Because the Easement Agreement constitutes a contract, its interpretation “is a matter of law for the court.” (Punctuation and footnote omitted.) Nesbitt v. Wilde, 306 Ga. App. 812, 813 (703 SE2d 389) (2010). See also Hardman v. Dahlonega-Lumpkin County Chamber of Commerce, 238 Ga. 551, 553 (2) (233 SE2d 753) (1977). And in construing this agreement, we interpret its terms using “their plain, ordinary, and popular sense.” (Punctuation and footnote omitted.) Nesbitt, supra at 814. Additionally, with respect to this particular contract, we must bear in mind “the general rule . . . that the owner of land has the right to use it for any lawful purpose” and that Georgia law does not favor “restrictions on private property.” (Punctuation omitted.) Charter Club on the River Home Owners Assn. v. Walker, 301 Ga. App. 898, 899 (689 SE2d 344) (2009).
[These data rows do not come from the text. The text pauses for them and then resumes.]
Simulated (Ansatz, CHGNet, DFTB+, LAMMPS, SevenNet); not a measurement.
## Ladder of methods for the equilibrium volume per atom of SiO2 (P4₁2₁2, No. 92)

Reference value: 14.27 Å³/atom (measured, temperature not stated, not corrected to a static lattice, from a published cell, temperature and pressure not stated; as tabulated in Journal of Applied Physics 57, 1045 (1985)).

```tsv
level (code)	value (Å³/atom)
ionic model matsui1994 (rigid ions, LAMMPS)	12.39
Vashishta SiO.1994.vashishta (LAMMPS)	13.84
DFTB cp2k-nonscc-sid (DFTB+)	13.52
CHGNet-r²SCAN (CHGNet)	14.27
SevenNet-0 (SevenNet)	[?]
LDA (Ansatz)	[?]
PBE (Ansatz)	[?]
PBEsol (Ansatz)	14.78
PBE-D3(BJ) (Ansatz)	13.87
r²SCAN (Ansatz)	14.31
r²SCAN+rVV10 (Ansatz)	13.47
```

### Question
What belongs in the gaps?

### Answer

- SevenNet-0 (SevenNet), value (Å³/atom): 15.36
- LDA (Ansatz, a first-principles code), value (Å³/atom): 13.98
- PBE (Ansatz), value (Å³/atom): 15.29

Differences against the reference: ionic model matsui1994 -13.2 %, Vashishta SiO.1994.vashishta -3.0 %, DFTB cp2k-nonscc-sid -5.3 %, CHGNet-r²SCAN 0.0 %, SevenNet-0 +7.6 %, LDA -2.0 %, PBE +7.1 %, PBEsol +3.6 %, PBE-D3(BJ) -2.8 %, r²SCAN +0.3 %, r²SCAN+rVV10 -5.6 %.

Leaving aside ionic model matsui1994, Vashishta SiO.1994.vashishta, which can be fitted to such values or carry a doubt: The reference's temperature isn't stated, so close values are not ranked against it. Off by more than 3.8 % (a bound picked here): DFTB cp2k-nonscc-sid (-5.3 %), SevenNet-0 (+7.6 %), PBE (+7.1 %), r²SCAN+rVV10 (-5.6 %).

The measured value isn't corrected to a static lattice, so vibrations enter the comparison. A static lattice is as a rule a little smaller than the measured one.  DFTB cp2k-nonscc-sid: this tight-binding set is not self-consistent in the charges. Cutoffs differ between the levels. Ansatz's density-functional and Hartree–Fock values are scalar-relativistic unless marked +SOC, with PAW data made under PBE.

*134The question presented by this appeal is whether the provisions of the Easement Agreement that purport to restrict Davista from using any part of its property, other than that part on which the existing building sits, for anything other than a driveway, thoroughfare, or parking lot, constitute easements or restrictive covenants. An easement grants an affirmative right “to enter and use land in the possession of another and obligates the possessor not to interfere with the uses authorized by the easement.” Restatement 3d Property (Servitudes) § 1.2 (1); see also comment (b). Conversely, a restrictive covenant, also known as a “negative easement,” does not convey any affirmative rights. Id., § 1.2 (4); see also comment (h). Rather, it restricts the rights of a landowner by limiting the use he may make of his property. Id., § 1.3 (1). As this Court has previously explained:

A restrictive covenant relates to a burden or “servitude” upon land, while an easement relates more to the benefit conferred upon the dominant tenement. Further, an easement . . . differs from a restrictive covenant in that it only requires the servient tenant not to interfere with the reserved rights of the dominant owner. A restrictive covenant [, on the other hand,] generally sets limits upon the use of the subject property.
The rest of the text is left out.